Last week, coinciding with the release of her new book, The Girl with the Lower Back Tattoo, Amy Schumer found herself at the center of a controversy involving the subject of sexual assault. A writer for her Comedy Central show, Kurt Metzger, went off on several sneering online tirades about rape culture that Schumer felt the need to distance herself from tweeting, “I couldn’t be more against his recent actions.” Schumer’s Twitter-based attempt to address the controversy became so muddled at one point that many of her fans thought she had announced the premature cancellation of Inside Amy Schumer. But Tuesday morning, with more that 140 characters at her disposal, Schumer spoke to Howard Stern more eloquently and searingly on her own experience with sexual assault.

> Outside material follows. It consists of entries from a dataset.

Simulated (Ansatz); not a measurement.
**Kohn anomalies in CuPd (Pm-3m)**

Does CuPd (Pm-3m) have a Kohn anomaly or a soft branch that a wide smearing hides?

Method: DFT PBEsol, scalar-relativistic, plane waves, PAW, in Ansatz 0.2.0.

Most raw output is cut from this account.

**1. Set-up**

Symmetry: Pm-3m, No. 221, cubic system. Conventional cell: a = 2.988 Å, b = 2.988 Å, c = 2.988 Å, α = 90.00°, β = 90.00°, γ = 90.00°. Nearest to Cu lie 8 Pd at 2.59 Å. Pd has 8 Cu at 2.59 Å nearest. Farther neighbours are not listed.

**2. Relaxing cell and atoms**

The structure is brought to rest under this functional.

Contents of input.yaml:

Schumer has never shied away from talking about her experience with sexual assault and has used her Comedy Central show to scathingly confront rape culture, but when talking to Stern, the famously outspoken comedian used even more pointed language. Discussing how she unwillingly lost her virginity to her boyfriend in high school when she was “in and out of sleep.” This scenario—known as “acquaintance rape”—has been at the fore recently thanks to the increasingly tragic details of Nate Parker and the woman who claimed he sexually assaulted her in college. Schumer, echoing the frustrations of countless sexual-assault victims, told Stern:

People, they want you to have been raped perfectly, and they want you to be a perfect victim. People hear me say that and they go, ‘no, she’s like a slut’ and ‘I bet she knew’ — like, right away, you start doubting. We’re so critical and it makes victims really not wanna speak up, and so I think it’s me saying, look, I didn’t have a perfect rape.

Schumer’s thoughts on the incident—which is recounted in even more detail in her book—are absolutely vital in a culture where women are still doubted, discouraged, and ignored. Where one woman’s story isn’t enough, and it takes a chorus of voices before alleged abusers like Bill Cosby or alleged harassers like Roger Ailes are held accountable. In speaking with Stern, Schumer—who has distanced herself from, but still employs Metzger—is using her massive celebrity to try to change the conversation around what constitutes sexual assault. And hopefully she can embolden more women to report rape even if it’s not, as she says, a “perfect” one.